Yet I don’t actually enjoy the practice. The hour I spend in yoga itself is mostly painful. Everything about it is uncomfortable: thinking about how not to think, breathing through my nose when I never do otherwise, holding poses longer than I want, being reminded how sad and non-compliant my body feels. On an intellectual level, the practice is an hour-long session of failure. This, of course, is largely the point: a trope of yoga instructors is that things don’t have to be pretty or perfect or even follow the instructor’s cues. “That’s why it’s called yoga practice,” they all say. I don’t do a lot of things that I’m not naturally good at, much less that I don’t feel I have much hope of ever becoming excellent at.
And thus, I don’t look forward to yoga. I don’t sit around anticipating the joy of the practice, because there is none. I dread it sometimes, the body’s natural reluctance to make itself vulnerable or volunteer for pain. I try to talk myself out of going, make little self-justifying points about how the time might be better spent. Times like now, this week, when the discipline is building but the routine is not quite set, are the most susceptible to caving in. I wrestle with myself to get up, get dressed, grab the teal mat, get out the door.
The strongest lure I have is the knowledge, the consistent understanding, that as soon as I’m done with yoga, I will be euphoric. Yoga consistently, almost without exception, puts me in a state of peaceful satisfaction, a gratification with the world and its circumstances that is otherwise unknown to me. It’s easy to confuse this with the joy of just ending something that’s painful – I used to make fun of my friend Jake for saying he loved cross-country because it felt so good to stop. It’s more than that. The mindful contemplation of place, the deliberate slowing of time, the hyper-awareness of bodily processes, and the willful embrace of both exertion and rest: these all combine to manufacture a mental state that borders on tranquility. The difference lasts for hours, sometimes a whole day. I am slower to anger, faster to hope, more intentional and sure in all my thoughts and actions. I don’t look forward to yoga or enjoy it, but I love the state of having done it.

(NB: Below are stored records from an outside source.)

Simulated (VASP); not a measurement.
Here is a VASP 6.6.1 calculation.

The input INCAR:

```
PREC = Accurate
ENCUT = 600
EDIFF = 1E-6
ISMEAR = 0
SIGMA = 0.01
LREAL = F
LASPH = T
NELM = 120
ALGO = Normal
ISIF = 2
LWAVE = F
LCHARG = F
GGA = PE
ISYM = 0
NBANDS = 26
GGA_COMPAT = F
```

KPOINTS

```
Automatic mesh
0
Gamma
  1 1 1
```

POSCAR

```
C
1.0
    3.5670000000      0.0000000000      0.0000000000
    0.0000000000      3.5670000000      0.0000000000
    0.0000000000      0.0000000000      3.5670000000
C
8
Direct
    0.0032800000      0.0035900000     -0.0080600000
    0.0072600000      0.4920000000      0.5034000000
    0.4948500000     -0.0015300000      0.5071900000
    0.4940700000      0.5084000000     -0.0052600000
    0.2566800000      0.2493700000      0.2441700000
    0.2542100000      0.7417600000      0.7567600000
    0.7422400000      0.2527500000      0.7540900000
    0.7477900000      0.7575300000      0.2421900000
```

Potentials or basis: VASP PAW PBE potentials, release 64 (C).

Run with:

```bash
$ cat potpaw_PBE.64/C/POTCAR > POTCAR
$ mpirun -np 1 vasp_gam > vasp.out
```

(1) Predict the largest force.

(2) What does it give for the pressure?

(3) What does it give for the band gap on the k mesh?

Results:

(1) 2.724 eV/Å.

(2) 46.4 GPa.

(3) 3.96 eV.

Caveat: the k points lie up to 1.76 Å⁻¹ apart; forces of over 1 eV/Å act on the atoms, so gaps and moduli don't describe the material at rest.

The core of any contemporary American MFA writing program is the workshop, wherein the participants take turns sharing their writing, usually two people a week, and then everyone reads the piece and critiques it, both in writing and orally in person. The oral critique is extensive (an hour or more), usually landing somewhere between a debate and a discussion, and the author is restricted from speaking except to correct dire misunderstandings or answer direct questions. Workshop is led by a professor, themselves an established writer, who can take a firm or light hand in running the critique according to their tastes.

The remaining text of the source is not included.